Originally Posted by funshooter
Originally Posted by Mountain10mm
Originally Posted by funshooter
I have been a Structural Steel Welding and Bolting inspector for 34 years and in Commyfornia with all of the Earth Quake crap they frown very heavily of the use of a Grade 8 bolt for Structural use.
I have seen Engineers spec out Grade 8 bolts but not very often.
They do not like brittle bots for Structural use due to the Shock values.

Just my opinion but pulling a trailer with the bumps and humps in the road.
That may create Shock on the Hitch pins

Structural bolts are almost exclusively used in shear. The shear strength of a grade 8 is higher than grade 5, and provides a higher shear strength value for the connection. Period. That being said, the bolt may not be the weak link - so using a stronger bolt might not gain any overall connection strength. There is no "bending" of a bolt in structural shear connection. Failure modes in steel are almost all catastrophic. The bolt shears, or the steel tears out in chunks (block shear). Seismic design requires the steel members not the connections, to yield and absorb the seismic energy. When a contractor complains about grade 8 bolts, it's because of the expense and availability, or lack there of.


Structural bolts like A325 and A490 are used as a clamp in most cases anymore
Yes they have shear values but it is the Tension (Clamping Forces) that Engineers Calculate over the shear values
That is why they Tension bolts in buildings instead of just having wrench tight bolts
Think of a C Clamp holding something together. An Structural Bolt just does it from the inside instead of the out side.

i have used A325 bolts as a Hitch pin in a pinch when I could not find a hitch pin in the moment.

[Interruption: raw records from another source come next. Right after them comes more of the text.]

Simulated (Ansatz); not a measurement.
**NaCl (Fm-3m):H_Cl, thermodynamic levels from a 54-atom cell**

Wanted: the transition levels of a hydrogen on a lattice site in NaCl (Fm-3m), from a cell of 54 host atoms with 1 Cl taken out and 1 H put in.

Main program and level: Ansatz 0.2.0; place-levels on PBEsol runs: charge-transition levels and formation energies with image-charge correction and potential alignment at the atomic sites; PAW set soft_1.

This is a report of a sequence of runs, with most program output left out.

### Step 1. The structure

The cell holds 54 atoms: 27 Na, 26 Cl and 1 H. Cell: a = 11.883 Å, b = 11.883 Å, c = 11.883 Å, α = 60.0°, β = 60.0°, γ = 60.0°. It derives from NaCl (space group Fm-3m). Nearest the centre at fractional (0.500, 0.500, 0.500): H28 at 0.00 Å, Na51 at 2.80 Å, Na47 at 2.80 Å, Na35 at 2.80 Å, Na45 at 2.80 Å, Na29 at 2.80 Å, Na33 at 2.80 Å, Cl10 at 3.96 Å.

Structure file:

You are correct. That's called a slip critical connection. And the strength value of the connection is directly proportional to the "tightness" of the bolt. The tightness is about 70% of the bolts tensile strength with is based on the same psi strength value of the metal as the shear strength (oversimplification but good enough). Higher strength bolt = more tightness = stronger connection.

Last edited by Mountain10mm; 03/01/23.